26 November 2014

Upper Class Blindness

In America, we do not like to see poor people.  We do not want to see homeless people.  We do not want to see people living in poorly maintained low income housing.  We would prefer not to see the hungry.  So, what do we do about it?  Evidently, we try to hide it.  Within the last year, at least 21 U.S. cities have passed laws forbidding the feeding of homeless people in public.  Some cities have replaced park benches with new models that include separators designed to prevent homeless people from sleeping on them.  Businesses have placed obstacles on sidewalks to make sitting on them painful, to deter the homeless from loitering near their stores.  In many cities, construction projects have been approved that destroy or renovate low income apartments to become classy higher income housing.  In some cases, low income housing has been replaced in response to higher income residents that live nearby, who feel that the nearby low income housing damages their property values and forces them to see things they would rather not.  In the U.S., our solution to our discomfort at seeing poor people is to create laws to drive them away.

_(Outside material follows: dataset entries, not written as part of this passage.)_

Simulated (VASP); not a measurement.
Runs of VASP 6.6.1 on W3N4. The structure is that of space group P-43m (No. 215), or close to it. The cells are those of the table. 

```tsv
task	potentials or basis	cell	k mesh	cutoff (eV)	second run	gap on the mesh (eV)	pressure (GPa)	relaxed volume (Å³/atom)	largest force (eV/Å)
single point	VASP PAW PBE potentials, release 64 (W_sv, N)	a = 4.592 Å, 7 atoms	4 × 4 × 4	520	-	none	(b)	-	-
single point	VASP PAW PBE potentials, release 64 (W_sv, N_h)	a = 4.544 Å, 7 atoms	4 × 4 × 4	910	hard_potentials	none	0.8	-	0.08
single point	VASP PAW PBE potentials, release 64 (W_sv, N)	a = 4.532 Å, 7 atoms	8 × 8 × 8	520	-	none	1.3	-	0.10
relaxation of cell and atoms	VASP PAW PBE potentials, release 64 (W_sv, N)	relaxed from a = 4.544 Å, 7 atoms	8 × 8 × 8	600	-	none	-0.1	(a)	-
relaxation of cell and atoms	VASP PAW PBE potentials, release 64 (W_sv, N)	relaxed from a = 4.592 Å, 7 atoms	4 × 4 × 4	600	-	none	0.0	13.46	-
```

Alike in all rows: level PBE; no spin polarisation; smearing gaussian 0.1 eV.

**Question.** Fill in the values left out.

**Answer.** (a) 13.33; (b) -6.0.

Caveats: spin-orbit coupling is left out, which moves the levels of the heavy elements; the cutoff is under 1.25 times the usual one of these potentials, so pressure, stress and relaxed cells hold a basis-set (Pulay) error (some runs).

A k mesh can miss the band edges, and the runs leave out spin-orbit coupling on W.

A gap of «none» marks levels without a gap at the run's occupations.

This is a major ethical problem.  We have plenty of poor in the U.S., and the number is only increasing.  Hiding the problem is not fixing it.  All of these laws and other solutions are actually making the problem worse.  Now, hungry homeless people are being forced to starve, because they cannot be fed where they are, and they have nowhere else to go.  Tearing down low income housing is putting more people on the streets.  Perhaps the worst part, though, is that all of these efforts to hide the problem are making it less obvious, which makes it easier to ignore the suffering.

There is a solution.  It is a painful one, and the upper class will certainly be opposed to it.  It needs to be done though.  The problem has been ignored for so long that there seems to be no other reasonable way.  First, I think we need an amendment to the Constitution offering Federal protection for the poor.  No law should be allowed to persist which is designed specifically to discriminate against the poor.  When a city tries to enact a law designed to hide the fact that the city is tolerating the pain and suffering of its poor, Federal courts should have the legal backing to come down hard on that city.  Building projects designed specifically to relieve the rich from the burden of seeing the suffering of the poor should also be shut down.  In fact, the truly ethical city would deliberately zone such that every large, expensive house looked out at cheap low income housing.  The homeless shelter should be right next to the highest income mansion.  The soup kitchens should be right across from the country clubs.  Not only should it be legal to feed the homeless right out on the streets where they live, it should be encouraged to feed them in prominent locations where the rich can observe, and the right to feed them in those places should be legally protected.  The point of all of this is that the people with the greatest capacity to improve the situation should be the people who have the greatest exposure to the problem.  Yes, this will be very emotionally painful.  It should be.  Imagine the pain and suffering of those poor people.  If we think we cannot bear to feel at least a part of their suffering, we deserve to feel the full impact of their fate for ourselves.

Upper class blindness needs to be cured.  If this requires the poor to be shoved in the faces of the rich, then this is what needs to be done.  Perhaps if the rich were forced to realize what their money games are doing to our nation's poor, they would think twice about how their business deals and profit strategies might be causing harm to others.